The deliberate simplification of the diagrams shown on these pages show something important. If you reduce the workings of a proprietary software company and an professional open source company down to the fewest number of lines and bubbles it shows fundamental differences between the two.
By comparing the three diagrams you can see that the POSS model is a perfect combination of an open source project and a proprietary software vendor. I use 'perfect' in the mathematical sense: there is nothing left out and there is nothing in addition to the two other models.
Some people assume that the POSS model is flawed because the POSS company does not have direct control over its resources. This is not true with the POSS model used by Pentaho, MySQL etc. The only resource we cannot directly influence are our community who perform software-oriented roles for us at a scale and capacity that is orders of magnitude better than any proprietary organization could do on its own (keep reading). Community members do not participate in the 'Go To Market' program and so are not involved in the creation of the 'whole product' that customers require.
- Professional open source = open source project + 'whole product' program*
The POSS model is a robust combination of an open source project, a professional open source company backing that project, and a complete Go To Market program. Not only does the model benefit from the advantages of each there are additional benefits for all participants:
- The open source community benefits directly from the full-time engineering staff that exist because of the fee-paying customers.
- The customers benefit from the increased quality of the software, quality of design, and increased traction enabled by the open source community.
- The POSS company benefits by increasing its valuation when it meets the needs of both customers and open source community.
- The model is powerful because the customers, partners, engineers, and open source communities are all self-motivated to behave in ways that are beneficial to themselves and, as a side effect, beneficial to all the others.
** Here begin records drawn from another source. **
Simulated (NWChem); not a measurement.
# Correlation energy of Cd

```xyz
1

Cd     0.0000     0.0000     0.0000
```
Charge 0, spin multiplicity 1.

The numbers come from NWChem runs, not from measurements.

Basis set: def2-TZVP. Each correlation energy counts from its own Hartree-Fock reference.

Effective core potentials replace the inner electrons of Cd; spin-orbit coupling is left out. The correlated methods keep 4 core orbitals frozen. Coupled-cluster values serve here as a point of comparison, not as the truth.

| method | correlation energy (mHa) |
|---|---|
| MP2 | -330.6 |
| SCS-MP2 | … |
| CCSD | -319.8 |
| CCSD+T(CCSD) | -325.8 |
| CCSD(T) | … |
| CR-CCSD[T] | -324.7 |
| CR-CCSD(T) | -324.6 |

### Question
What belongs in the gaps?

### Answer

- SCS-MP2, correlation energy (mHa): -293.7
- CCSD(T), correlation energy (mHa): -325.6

By combining the benefits of the open source and proprietary models the POSS model provides a strong alternative to both:
|Rate of innovation||Higher||Lower||Higher|
|Visibility into product design / implementation||Higher||Lower||Higher|
|Quality of software||Higher||Lower||Higher|
|Reliability of support||Lower||Higher||Higher|
|Reliability of roadmap||Lower||Higher||Higher|
|Ownership of solution||Higher||Lower||Higher|
|Availability of professional services||Lower||Higher||Higher|
|Availability of references and case studies||Lower||Higher||Higher|
|Ability to prototype and 'try before you buy'||Higher||Lower||Higher|
|Cost of license or subscription||None||Higher||Lower|
|Ability to customize software||Higher||Lower||Higher|
As demonstrated by the Beekeeper diagrams and this table the POSS model, when implemented well, is a ideal combination of the methodologies, principles, and roles from open source and proprietary software development models. By combining these models carefully the advantages of each can also be combined to produce a result that is powerful and compelling.
Open source has been described as the biggest paradigm shift in computing in the last 20 years. I hope that the information I have presented here shows the disruptive nature of open source / POSS is due to the profound and fundamental differences that exist between the proprietary software development model and the open source / POSS models. POSS companies are a lot of fun to work at because of this. I don't know of anyone working in a POSS company today that wants to go back to a proprietary vendor. I know lots of people at proprietary vendors who would like to move out.
The POSS model is sufficiently open source to be disruptive, productive, and fun. Much evidence indicates that it is commercial enough to be sustainable.